$900bn needed to modernise, expand East African railways

(Engineering News) The East African Community (EAC) requires a staggering $900-billion to transform and modernise its railway network, which is critical to making the region attractive to foreign investors and to deepening integration.

The recently finalised East African Railway Master Plan shows that the EAC member countries of Kenya, Uganda, Tanzania, Rwanda and Burundi must invest $900-billion in their railway networks to realise the dreams of enhanced integration and quicken the pace of economic growth in the region.

The envisaged work will include the devel- opment of standard-gauge railway lines between Kampala, in Uganda, and Mombasa, in Kenya, as well as from Dar es Salaam, in Tanzania, to Kigali and Bujumbura. Feeder lines connecting local towns and the region’s major cities will also need to be built.

The plan, which was prepared by Canadian consultancy CPCS Transcom and is to be tabled at a heads of State summit in December, outlines measures to revamp the railways system in the short, medium and long term and how the revitalised railways system would boost trade, tourism, transport, production, investment and development.

The plan borrows heavily from South African railway network Transnet and the Indian railway system.

The EAC, which has a combined population of 130-million people, is among the fastest-growing regions in Africa. Since 1999, when the EAC was re-established after it had collapsed in 1977, the combined gross domestic product has increase from $20-billion to $78-billion last year.

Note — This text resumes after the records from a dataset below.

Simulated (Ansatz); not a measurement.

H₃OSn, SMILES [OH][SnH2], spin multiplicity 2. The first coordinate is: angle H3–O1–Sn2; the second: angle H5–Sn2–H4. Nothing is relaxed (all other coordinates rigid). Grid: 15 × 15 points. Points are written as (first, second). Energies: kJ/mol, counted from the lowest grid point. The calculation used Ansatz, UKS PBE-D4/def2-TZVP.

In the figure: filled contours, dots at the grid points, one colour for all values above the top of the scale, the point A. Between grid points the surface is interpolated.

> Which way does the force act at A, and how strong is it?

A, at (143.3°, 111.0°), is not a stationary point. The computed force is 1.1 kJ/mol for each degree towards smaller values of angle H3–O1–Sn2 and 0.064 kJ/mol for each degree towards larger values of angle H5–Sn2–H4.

Despite the significant growth, the region continues to rely on old and dilapidated railways networks, forcing the region to rely mainly on road transportation.

Both Kenya and Uganda have concessioned the managing and running of the century-old railway line from Mombasa to Kampala to Rift Valley Railways but the company has been unable to revive the operations.

In Tanzania, government took full control of Tanzania Railways after operating concessionaire RITES of India failed to improve services.